I flipped through the racks of swimsuits, my fingers sliding past the size zeros. After not exercising all year, I'd put on nearly 15 pounds since last swimsuit season. Now I was an 8, just a few Krispy Kremes away from double digits. Finding my new size felt like a trip down Obesity Lane: After zero, there was size 2, which I wore in college when I was a bike-riding vegetarian; 4, my size in grad school, despite all those appetizer samplers at Eat N' Park; and just a year later, an 8. Trying to squeeze into anything smaller might well violate several states' obscenity laws. Time to supersize my swimwear.
Then I saw it: a Kenneth Cole gray-and-black python-print bikini. The sexy suit to end all sexy suits. It broadcast the kind of confidence I used to have, the thing you'd wear for a romp in the surf, la From Here to Eternity.
I found one in my size and headed to the dressing room. I stripped down without looking in the mirror. Then I pulled the suit bottom up over my underwear, latched the plastic bra hook in back, and tied the strings tight behind my neck, lifting each breast into place, a little extra up top being the only bonus of my weight gain. Then I looked at myself.

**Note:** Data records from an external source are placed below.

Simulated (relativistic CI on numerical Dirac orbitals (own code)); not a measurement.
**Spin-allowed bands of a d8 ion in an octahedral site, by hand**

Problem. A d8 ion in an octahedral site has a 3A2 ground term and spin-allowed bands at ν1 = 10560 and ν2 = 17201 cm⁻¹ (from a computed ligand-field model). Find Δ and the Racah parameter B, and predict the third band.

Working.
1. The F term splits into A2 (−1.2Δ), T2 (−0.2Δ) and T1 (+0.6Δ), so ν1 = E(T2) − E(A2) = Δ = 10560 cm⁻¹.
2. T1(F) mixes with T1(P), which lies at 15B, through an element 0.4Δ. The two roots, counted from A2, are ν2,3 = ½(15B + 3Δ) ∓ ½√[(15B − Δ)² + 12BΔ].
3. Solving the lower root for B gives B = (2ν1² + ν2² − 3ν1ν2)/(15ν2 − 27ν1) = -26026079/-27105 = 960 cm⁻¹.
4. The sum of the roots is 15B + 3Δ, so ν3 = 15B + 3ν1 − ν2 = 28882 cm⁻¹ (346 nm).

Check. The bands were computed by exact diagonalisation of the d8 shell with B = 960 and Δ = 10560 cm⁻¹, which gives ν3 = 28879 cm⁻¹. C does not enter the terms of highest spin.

Now, at the tail end of winter, I was pale beyond white — almost a translucent blue. I hadn't waxed, and the brutal fluorescent lights revealed lumps and hairs and veins and bulges. I looked like a python, all right — a python that had just swallowed an entire family of rabbits.
So, then, why did I plunk down $86 on the bikini? Staring at myself, I decided that it would be my motivation, chanting the "If you buy it, you will diet" mantra of so many dumbly optimistic women before me. I had to be on the beach in three months, and this suit, if anything, would remind me how I wanted to look.
With it strung across the top of my mirror, I hit the gym after work nearly every day and sulked over salads in the cafeteria while my officemates gorged themselves on sandwiches and barbecue Kettle Chips and cupcakes. When I went on an ice-skating date in the park, I mumbled something about not wanting to waste 200 calories on the hot chocolate my companion offered. I may be rigid, dull, and controlling company, I reasoned, but damn it, I'd look good in my underwear. Not that we ever got that far.
Those three months of deprivation dragged on, every day making me a little thinner, a little firmer, and a lot whinier. Then I debuted the suit.
Lying on a Long Beach Island novelty towel in my python-print bikini, I sipped water while my friends passed beers from a cooler and pulled slices from a pizza box in the center of our blanket. I wanted a piece more than anything in the world, but even on this proof-of-heaven blue-sky day, I was too stuck inside my own head to have any fun.
On the trip home, I seethed about the stupid swimsuit that had whipped me into such a vain panic, ultimately ruining a shopping trip, a date, countless lunches, and the vacation I'd looked forward to all winter. That's when I had my forehead-smacking moment: Basically, I'd sold out who I was to look like someone I wasn't.
Recently I found myself digging through my underwear drawer when I spotted the bikini that gave me so much angst. With another swimsuit season upon us, would I wear it again? Sure, extra pounds and all. But, more important, would I go back to being the girl who orders soft-serve ice cream and fries on the boardwalk, who plays Frisbee without needing to first check for a stomach roll or reach for a cover-up? Hell, yes.